The number of species from the following that are involved in sp3d2 hybridization is: [Co(NH3)6]3+, SF6, [CrF6]3-,…

🧠 $sp^3 d^2$ = Outer-Orbital Octahedral

$sp^3 d^2$ uses outer (n)d orbitals — typical for HS transition metal complexes (where inner d orbitals are partially occupied by unpaired electrons).

Also $sp^3 d^2$ for main-group expanded octets (e.g., $\mathrm{SF_6}$).

🗺️ Evaluate Each

| Species | Metal/d-config | Field | Hybridisation | |---|---|---|---| | $[\mathrm{Co(NH_3)_6}]^{3+}$ | Co(III) d⁶ LS | strong | $d^2 sp^3$ | | $\mathrm{SF_6}$ | S, no d-electron in ground state | — | $sp^3 d^2$ ✓ | | $[\mathrm{CrF_6}]^{3-}$ | Cr(III) d³ | weak (F⁻) | $sp^3 d^2$ (HS, but d³ has only $t_{2g}$ filled — could go either way) | | $[\mathrm{CoF_6}]^{3-}$ | Co(III) d⁶ HS (F⁻) | weak | $sp^3 d^2$ ✓ | | $[\mathrm{Mn(CN)_6}]^{3-}$ | Mn(III) d⁴ LS | strong | $d^2 sp^3$ | | $[\mathrm{MnCl_6}]^{3-}$ | Mn(III) d⁴ HS | weak | $sp^3 d^2$ ✓ |

🗺️ Re-Examine $[\mathrm{CrF_6}]^{3-}$

For Cr(III) d³ ($t_{2g}^3$), all 3 electrons sit in $t_{2g}$. Inner 3d orbitals: 2 are empty ($e_g$), 3 are half-filled ($t_{2g}$). For $d^2 sp^3$, we need 2 inner d orbitals empty — but only the 2 $e_g$ orbitals are empty, AND those are upper-energy orbitals (not used for hybridisation in standard VBT).

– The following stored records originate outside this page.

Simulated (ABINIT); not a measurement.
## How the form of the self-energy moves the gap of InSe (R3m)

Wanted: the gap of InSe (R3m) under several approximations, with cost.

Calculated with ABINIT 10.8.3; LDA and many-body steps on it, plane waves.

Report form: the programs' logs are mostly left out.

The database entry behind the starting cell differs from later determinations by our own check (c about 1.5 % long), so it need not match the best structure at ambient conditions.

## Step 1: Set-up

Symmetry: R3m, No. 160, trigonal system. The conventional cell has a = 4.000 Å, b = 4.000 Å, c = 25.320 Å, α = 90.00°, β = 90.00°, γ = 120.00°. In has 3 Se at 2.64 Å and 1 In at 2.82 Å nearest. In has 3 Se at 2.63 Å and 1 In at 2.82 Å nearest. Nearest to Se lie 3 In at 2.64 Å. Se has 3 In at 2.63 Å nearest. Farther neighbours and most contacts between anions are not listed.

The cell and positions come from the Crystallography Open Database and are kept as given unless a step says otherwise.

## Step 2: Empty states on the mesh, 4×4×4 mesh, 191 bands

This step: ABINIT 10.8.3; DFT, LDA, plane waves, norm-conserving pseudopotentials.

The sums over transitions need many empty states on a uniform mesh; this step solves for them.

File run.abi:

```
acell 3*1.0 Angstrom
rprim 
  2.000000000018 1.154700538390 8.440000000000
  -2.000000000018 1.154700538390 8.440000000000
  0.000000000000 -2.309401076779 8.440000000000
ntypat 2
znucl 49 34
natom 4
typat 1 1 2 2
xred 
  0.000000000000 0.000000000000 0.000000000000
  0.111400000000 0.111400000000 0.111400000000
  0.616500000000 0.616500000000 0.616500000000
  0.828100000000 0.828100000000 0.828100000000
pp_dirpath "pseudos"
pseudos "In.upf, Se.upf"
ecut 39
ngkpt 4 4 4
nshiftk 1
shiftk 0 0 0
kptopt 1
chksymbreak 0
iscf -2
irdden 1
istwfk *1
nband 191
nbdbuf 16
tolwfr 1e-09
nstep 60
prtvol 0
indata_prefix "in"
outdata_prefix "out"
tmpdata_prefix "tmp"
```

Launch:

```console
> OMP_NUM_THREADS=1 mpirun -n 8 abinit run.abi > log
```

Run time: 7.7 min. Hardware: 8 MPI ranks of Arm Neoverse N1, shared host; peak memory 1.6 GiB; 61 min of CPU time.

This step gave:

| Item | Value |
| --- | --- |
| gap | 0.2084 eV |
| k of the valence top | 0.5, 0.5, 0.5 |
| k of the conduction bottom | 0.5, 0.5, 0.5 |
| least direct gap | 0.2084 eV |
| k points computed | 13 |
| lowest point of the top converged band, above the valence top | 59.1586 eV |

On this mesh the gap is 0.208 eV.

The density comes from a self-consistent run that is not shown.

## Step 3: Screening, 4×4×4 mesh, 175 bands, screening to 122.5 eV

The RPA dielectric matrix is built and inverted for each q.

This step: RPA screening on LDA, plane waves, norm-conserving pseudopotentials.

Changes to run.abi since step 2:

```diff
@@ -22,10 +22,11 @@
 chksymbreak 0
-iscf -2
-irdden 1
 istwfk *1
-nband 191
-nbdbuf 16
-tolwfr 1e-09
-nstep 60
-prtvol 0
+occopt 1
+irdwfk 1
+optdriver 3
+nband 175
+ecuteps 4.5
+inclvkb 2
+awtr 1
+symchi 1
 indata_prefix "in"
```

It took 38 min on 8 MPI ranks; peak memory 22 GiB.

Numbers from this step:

For Cr(III) d³, VBT typically uses $d^2 sp^3$ (using two empty $e_g$ orbitals + 4s + 4p) — inner orbital.

So $[\mathrm{CrF_6}]^{3-}$ is $d^2 sp^3$, NOT $sp^3 d^2$.

🗺️ Final Count

$sp^3 d^2$ species: $\mathrm{SF_6}$, $[\mathrm{CoF_6}]^{3-}$, $[\mathrm{MnCl_6}]^{3-}$ = 3.

⚡ VBT for d³ Ions

For d³ HS configurations, the 2 empty $e_g$ orbitals are available for inner-orbital hybridisation → $d^2 sp^3$. So Cr(III) (d³) octahedral is universally $d^2 sp^3$.

⚠️ Main-Group $sp^3 d^2$

Main group atoms (P, S, Cl, etc.) use outer 3d orbitals for $sp^3 d^2$ hybridisation in expanded octets ($\mathrm{SF_6}$, $\mathrm{PCl_5}$ uses $sp^3 d$). These are still $sp^3 d^2$, not $d^2 sp^3$.

$\boxed{\text{Answer: (4) 3}}$